Paul Poirier, Piper Gilles get personal at Trophée Eric Bompard

Paul Poirier and Piper Gilles have learned plenty about themselves in their years as an ice dance team, and they're applying those lessons as they prepare for this week's Trophée Eric Bompard Grand Prix event in France.

'We feel like we're jumping off a cliff,' say veteran figure skaters

Canadian ice dancers Piper Gilles and Paul Poirier are competing at this week's Trophée Eric Bompard, where their results will determine whether they qualify for the Grand Prix Final. (Jamie McDonald/Getty Images)

Canadian ice dancers Paul Poirier and Piper Gilles are feeling the pressure from all sides. 

"There's less and less room to move up," Poirier said of the 2016 season. "It gets harder and harder, and people are pushing more and more."

The skaters are in Bordeaux, France this week to compete in the Trophée Eric Bompard, their second Grand Prix event this season. The competition has just opened up, as ice dance world champions Gabriella Papadakis and Guillaume Cizeron have suddenly withdrawn from this week's competition.  

A first-place finish would virtually guarantee Piper and Paul's spot in the Grand Prix Final.

A second- or third-place finish may not be enough.

"Hopefully this competition should be a little bit better than our last one," the 23-year old Gilles told CBC Sports, speaking of the duo's third-place finish in October's Skate America.

Change of approach

While Gilles maintains they are proud of their performance, the results weren't what they wanted.

"But at the end of the day we can't keep thinking about results," she said. "We have to be satisfied with what we did and keep moving forward."

That's the attitude the three-time Canadian medallists are taking into Bordeaux.

After a disappointing 2013-14 season where they missed qualifying for the Sochi Olympics, the pair headed into the 2014-2015 season looking to establish themselves, which didn't end up being the right approach. 

"I think the first few competitions [of that season] we tried a little bit too hard and that resulted in really stupid mistakes," said Poirier. "Since we knew that that wasn't the right attitude to go into a competition, we made sure this year not to go in feeling that way.

"The consistency so far this year in terms of just going out and doing our job has been really good."

Getting personal

Gilles also finds she and Poirier have matured this season. In the skating world, the two consider themselves middle-aged, but she says their programs are now reflecting the direction they've always wanted to go in.

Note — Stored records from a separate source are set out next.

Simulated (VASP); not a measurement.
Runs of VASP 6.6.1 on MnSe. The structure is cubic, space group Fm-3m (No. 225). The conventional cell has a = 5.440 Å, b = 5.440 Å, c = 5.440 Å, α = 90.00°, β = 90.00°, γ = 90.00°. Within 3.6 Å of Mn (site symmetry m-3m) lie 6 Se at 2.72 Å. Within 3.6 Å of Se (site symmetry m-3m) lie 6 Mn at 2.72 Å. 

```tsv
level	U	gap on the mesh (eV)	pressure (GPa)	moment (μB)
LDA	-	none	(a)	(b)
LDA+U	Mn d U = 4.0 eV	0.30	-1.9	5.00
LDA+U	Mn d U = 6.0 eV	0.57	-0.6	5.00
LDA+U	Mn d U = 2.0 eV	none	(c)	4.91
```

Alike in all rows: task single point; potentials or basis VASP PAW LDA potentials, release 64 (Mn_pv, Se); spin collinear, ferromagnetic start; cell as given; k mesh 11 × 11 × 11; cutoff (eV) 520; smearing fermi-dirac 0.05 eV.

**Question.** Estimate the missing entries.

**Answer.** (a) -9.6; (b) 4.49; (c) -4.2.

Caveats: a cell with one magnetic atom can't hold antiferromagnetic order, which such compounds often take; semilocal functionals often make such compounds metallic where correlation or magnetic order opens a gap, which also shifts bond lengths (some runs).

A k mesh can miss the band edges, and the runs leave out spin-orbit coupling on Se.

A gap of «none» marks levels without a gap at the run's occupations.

"It's ice dance, there's usually a male and a female — it's usually lovey-dovey, that's what ice dance has kind of become," she said. "And I think for us, that's not who we are.

"The programs that we're doing [now] are more who we are and that's the direction we've always wanted to go to, but we needed to establish ourselves."

Skating programs that are more personal, however, comes with their own challenges. 

"We've described every competition we've done [like] we're jumping off a cliff because we don't know if people are going to like what we're doing," said Gilles.

"It's not your typical ice dance."

Plan for upcoming competition

The pair will go into this weekend's competition balancing these pressures with the goals of a podium finish. 

"I think we are putting a little bit more pressure on ourselves to be able to kind of exceed our goal that we've set for ourselves," said Gillies. "So I think we just need to stay in the moment.

"If we can go out there and at least skate as well as we skated at Skate America, we can keep proving to ourselves and people that we're here for good and aren't a fluke team that just had a great season last year."